Whether the compiler is run from USS or TSO impacts the default options used:

invoking the compiler with the c89 and xlc utilities overrides the default values for many options, compared to running the compiler in MVS batch or TSO

There is an example C++ program to test compilation: https://www.ibm.com/support/knowledgecenter/SSLTBW_2.4.0/com.ibm.zos.v2r4.cbcux01/cppshell.htm

If your C++ files use the .cpp extension, then run export _CXX_CXXSUFFIX=cpp.

dbx

The dbx USS utility is an alternative to using IPCS for C/C++ programs. Load the dump with the -C option and pass the data set name. For example:

$ dbx -C "//'SF.T00468.S3609.BOSS0030.DUMP1'"

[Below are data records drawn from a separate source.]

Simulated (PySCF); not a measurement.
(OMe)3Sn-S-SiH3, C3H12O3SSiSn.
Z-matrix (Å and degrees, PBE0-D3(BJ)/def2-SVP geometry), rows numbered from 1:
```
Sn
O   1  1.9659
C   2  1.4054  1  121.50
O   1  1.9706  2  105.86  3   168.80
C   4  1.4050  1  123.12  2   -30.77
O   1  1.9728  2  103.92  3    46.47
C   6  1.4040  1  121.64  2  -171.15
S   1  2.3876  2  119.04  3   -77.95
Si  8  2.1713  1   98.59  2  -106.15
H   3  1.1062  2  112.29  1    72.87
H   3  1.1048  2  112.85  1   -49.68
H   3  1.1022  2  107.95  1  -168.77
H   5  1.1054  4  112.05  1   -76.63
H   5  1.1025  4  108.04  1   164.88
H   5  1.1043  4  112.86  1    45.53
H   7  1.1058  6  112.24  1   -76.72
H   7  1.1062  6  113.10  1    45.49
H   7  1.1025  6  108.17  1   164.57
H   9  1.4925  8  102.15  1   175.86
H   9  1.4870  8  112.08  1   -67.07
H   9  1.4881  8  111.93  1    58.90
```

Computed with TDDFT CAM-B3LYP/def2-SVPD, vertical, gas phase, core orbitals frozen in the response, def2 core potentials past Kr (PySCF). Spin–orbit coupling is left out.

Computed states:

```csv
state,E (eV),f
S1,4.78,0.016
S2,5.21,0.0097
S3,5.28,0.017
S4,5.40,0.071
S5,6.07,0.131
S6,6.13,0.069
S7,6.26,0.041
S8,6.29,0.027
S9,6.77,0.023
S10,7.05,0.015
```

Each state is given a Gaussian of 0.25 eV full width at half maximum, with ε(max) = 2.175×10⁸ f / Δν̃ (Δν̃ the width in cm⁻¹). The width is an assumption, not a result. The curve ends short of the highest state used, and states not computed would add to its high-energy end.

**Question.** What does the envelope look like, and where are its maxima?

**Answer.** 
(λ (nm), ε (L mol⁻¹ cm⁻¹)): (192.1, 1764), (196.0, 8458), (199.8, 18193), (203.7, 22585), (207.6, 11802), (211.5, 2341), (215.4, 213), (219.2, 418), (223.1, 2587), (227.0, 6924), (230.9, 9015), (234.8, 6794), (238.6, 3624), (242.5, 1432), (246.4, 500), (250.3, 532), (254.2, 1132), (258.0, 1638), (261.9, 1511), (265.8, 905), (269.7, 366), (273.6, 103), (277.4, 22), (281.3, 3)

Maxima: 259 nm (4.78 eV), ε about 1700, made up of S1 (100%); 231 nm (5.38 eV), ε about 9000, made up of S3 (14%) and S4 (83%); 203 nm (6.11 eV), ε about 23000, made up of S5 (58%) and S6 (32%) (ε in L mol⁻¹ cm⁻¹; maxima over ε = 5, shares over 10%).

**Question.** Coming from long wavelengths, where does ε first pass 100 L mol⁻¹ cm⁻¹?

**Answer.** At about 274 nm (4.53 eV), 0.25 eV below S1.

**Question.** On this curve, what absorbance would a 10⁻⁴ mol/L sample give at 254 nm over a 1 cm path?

Then use the where command to show the backtrace.

Common commands:

  • List address spaces: asid
  • List all threads: thread
  • Change the current thread: thread current N
  • List loaded shared libraries: map
  • List known processes: pid
  • Display registers: registers
  • Generate copy/paste commands for all threads:
    for i in $(seq 1 164); do echo "thread current ${i}"; echo where; echo "TRASH: THREAD ${i}"; done

LE Native Memory

Environment variables may be used to control memory pools and print memory statistics; for example:

export _CEE_RUNOPTS="$_CEE_RUNOPTS HEAPPOOLS(ON) HEAPPOOLS64(ON) RPTOPTS(ON) RPTSTG(ON)"